[BioC] How to do k-fold validation using SVM
Ramon Diaz
rdiaz@cnio.es
Mon, 27 Jan 2003 15:20:37 +0100
On Monday 27 January 2003 14:55, Stephen Henderson wrote:
> That looks good--thanks
> A question and a suggestion follow.
>
> 1. You say you used a linear kernel--Did you find this to be best after
> testing and/or optimising the other kernels?

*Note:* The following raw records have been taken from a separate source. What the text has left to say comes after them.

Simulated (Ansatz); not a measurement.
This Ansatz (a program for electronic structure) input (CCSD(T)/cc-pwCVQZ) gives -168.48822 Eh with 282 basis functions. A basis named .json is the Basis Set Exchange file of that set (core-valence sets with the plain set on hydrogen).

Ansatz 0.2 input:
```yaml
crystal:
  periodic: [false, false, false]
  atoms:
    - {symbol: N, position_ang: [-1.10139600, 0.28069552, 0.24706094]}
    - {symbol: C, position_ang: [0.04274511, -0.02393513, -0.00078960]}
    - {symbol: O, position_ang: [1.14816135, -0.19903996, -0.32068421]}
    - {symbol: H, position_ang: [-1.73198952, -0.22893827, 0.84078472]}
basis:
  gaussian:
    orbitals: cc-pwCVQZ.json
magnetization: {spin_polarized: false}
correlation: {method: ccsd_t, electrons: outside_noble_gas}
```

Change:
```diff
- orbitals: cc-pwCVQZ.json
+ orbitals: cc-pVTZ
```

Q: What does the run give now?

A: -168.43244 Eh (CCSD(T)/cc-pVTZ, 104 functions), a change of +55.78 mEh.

Not really. At least, not after extensive testing. But with the data I am
working linear seemed better than radial, and the people I am working with
preferred linear than radial (and I do too: I don't really understand linear
SVMs, much less other kernels).
>
> 2. A set of wrapper functions (for multtest, ipred, and e1071) that
> consistently interface the affy data object with a few good feature
> selection methods and classification methods might be a useful new addition
> to BioC.
I guess that is an invitation for me to write that. I actually like the
suggestion (and I think it should be fairly easy to get my boss to regard it
as a good idea too). So I'll probably go for it (but will be a few months
before I can do it). [A disclaimer, though: I am not a particularly gifted R
programmer; for example, I've managed to avoid learning anything about S4
classes, and have no idea how Sweave works; I suppose this is an opportunity
to learn some of this stuff]
Best,
>
> Stephen Henderson
>
>
> -----Original Message-----
> From: Ramon Diaz [mailto:rdiaz@cnio.es]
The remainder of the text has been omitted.